Beebe high on wood chips
Editor’s note: This is the second of three stories resulting from a July 12 interview with Gov. Mike Beebe. Link here for the first story.
Compressed natural gas may have a future in helping the U.S. become less dependent on foreign energy, but the energy alternative that excites Gov. Mike Beebe is wood chips.
Yes, wood chips.
To be sure, Arkansas is smack dab over the top of one of the more lucrative natural gas fields in the country — the Fayetteville Shale Play. The play is one of many reasons the U.S. is sitting on an estimated 100-year supply of what many consider the cleanest energy source available.
A federal effort to push new infrastructure to support more use of compressed natural gas (CNG) in vehicles has stalled in Congress. The New Alternative Transportation to Give Americans Solutions (NAT GAS) Act introduced April 1, 2009 by U.S. Rep. Dan Boren, D-Okla., is designed to make it easier to buy natural gas vehicles, refuel them, and convert existing cars to use natural gas. The bill would extend and expand tax credits — up to 80% of the incremental price to buy a CNG vehicle — and encourage through tax credits the construction of more natural gas fueling stations. For light-duty vehicles, the tax credit cap increases from $5,000 to $12,500. The bill also proposes to increase the refueling property tax credit from $50,000 to $100,000 per station.

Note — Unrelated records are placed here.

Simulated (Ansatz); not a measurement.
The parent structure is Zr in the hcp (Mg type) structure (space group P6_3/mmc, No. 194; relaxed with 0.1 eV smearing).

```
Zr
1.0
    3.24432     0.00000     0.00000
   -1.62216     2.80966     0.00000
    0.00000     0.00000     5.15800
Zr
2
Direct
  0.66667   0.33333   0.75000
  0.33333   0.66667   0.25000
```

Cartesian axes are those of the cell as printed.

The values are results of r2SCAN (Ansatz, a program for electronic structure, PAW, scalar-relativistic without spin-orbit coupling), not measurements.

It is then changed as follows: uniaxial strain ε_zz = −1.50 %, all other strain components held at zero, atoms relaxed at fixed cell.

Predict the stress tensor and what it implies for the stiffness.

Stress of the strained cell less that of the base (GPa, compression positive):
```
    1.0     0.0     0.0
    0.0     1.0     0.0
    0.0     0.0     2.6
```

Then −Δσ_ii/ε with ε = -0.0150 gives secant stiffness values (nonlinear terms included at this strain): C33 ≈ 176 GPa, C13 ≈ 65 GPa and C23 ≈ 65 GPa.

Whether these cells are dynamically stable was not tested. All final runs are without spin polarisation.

Beebe said during a July 12 interview that it is a “relatively easy process” to set up CNG stations for fleet vehicle use, especially for municipal fleets and fleets that return to a central location each day. The hard part, he noted, is to set up the infrastructure nationwide, especially to support trucking companies.
“We are in discussions with other states as to what they may be wanting to do along major (interstate) corridors. Because it’s the major corridors where you’re first going to have to see the infrastructure in place,” Beebe explained. “And it’s not going to do Oklahoma any good to try to foster the use of compressed natural gas for large truck fleets if all you can do is go to the border and then you run out. It’s got to be a cooperative effort, and it naturally entails … cooperation between the states as well as the federal government.”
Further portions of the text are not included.